BONGANI MALUNGA
The Botswana Power Corporation (BPC) has appealed to the government for urgent tariff adjustments, warning that persistent net losses, tightening liquidity and mounting cash flow constraints have left the utility with a creditor’s balance of P3.5 billion.
Appearing before the Parliamentary Standing Committee on Statutory Bodies and State Enterprises on Tuesday, BPC Chief Executive Officer David Kgoboko said the corporation’s financial position remains under severe pressure despite notable progress in local electricity generation capacity over the past five years.
INCREASED DOMESTIC OUTPUT
Kgoboko noted that domestic generation has increased significantly from 30 percent to 60 percent, a development that was expected to ease import dependence and improve financial performance. However, he said the benefits have been offset by tariff structures that have failed to keep pace with rising operational and procurement costs, particularly electricity imports.

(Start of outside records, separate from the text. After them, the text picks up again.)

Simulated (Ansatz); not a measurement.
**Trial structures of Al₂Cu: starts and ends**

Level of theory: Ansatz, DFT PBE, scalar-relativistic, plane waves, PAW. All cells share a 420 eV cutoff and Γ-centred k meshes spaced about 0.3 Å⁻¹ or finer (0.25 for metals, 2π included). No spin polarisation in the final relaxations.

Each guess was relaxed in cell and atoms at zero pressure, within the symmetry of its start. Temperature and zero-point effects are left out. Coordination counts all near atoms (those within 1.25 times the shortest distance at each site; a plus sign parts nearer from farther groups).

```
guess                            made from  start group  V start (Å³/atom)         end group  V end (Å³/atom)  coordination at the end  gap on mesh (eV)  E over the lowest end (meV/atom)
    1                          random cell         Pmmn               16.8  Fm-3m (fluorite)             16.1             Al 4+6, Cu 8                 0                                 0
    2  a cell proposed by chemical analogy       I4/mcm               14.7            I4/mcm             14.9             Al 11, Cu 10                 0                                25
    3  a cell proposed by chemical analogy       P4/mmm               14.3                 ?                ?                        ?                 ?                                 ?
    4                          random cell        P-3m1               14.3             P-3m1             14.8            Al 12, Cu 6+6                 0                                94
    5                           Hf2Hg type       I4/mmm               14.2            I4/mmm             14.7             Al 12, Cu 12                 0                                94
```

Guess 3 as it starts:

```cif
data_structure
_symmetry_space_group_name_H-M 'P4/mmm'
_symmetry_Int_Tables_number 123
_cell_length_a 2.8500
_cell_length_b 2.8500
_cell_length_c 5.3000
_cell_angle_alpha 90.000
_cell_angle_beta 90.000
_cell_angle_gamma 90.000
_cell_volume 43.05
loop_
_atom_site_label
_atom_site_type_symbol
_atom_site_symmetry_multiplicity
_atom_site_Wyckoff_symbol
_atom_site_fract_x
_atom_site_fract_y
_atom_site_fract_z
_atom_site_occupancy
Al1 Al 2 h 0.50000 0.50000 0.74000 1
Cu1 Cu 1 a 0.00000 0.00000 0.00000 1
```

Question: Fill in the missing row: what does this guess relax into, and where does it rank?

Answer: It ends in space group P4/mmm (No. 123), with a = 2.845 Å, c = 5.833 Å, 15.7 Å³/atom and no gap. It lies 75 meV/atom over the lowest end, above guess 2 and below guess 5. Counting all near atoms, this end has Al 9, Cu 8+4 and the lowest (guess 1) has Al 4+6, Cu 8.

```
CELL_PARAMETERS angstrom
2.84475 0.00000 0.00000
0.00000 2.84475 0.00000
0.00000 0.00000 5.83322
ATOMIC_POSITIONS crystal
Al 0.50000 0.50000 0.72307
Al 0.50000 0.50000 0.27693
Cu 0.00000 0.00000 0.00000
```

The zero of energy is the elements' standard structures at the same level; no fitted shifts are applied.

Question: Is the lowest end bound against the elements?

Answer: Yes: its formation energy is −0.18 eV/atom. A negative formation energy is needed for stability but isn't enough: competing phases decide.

Kgoboko highlighted that the cost of imported power has escalated sharply, rising from 85 thebe per kilowatt five years ago to P2.68 per kilowatt at present, placing additional strain on the utility’s cost recovery model.
According to the CEO, BPC has consistently engaged the Botswana Energy Regulatory Authority (BERA) through annual tariff adjustment submissions aimed at introducing gradual increases to avoid sharp price shocks to consumers and inflationary pressure on the economy.
TARIFF UNCHANGED
However, progress has been limited, Kgoboko stated: “Despite those efforts, only a three (3) percent tariff increase was approved in 2021 after which the selling tariff remained unchanged for three consecutive years. The lack of timely tariff adjustment has resulted in a build up of unrecovered cost.”
He argued that the challenges facing the corporation are no longer purely operational in nature, but structural, requiring broader policy reform and regulatory intervention. In particular, BPC is advocating for a more market-responsive tariff framework that reflects the true cost of supply.
A further complication, according to the utility, lies in the National Electrification Fund (NEF) arrangements, under which BPC collects and remits levies on behalf of government to support rural electrification under the National Electrification Scheme Connection (NESC).
TIMING MISMATCH
“The levy is recognized on sales irrespective of actual cash collections, creating a timing mismatch between revenue recognition and cash inflows. The requirement for the BPC to fund customer connections upfront and recover costs at a later stage further complicates internal cash flow constraints,” Kgoboko added.
He further revealed that electricity imports currently account for 50 percent of BPC’s liabilities. Kgoboko stressed the depth of the financial imbalance, saying: “Electricity tariffs covered only 55-60 percent of the cost of supply of electricity, resulting in a structural deficit where each unit of electricity sold generated a loss. Every unit that we sell generates a loss.”
While the corporation has previously benefited from external financial support amounting to P1.72 billion to reduce accumulated liabilities, Kgoboko cautioned that the relief was temporary. He said recurring expenditure pressures and unresolved structural inefficiencies have led to a renewed accumulation of debt, pushing total creditor obligations back up to P3.5 billion.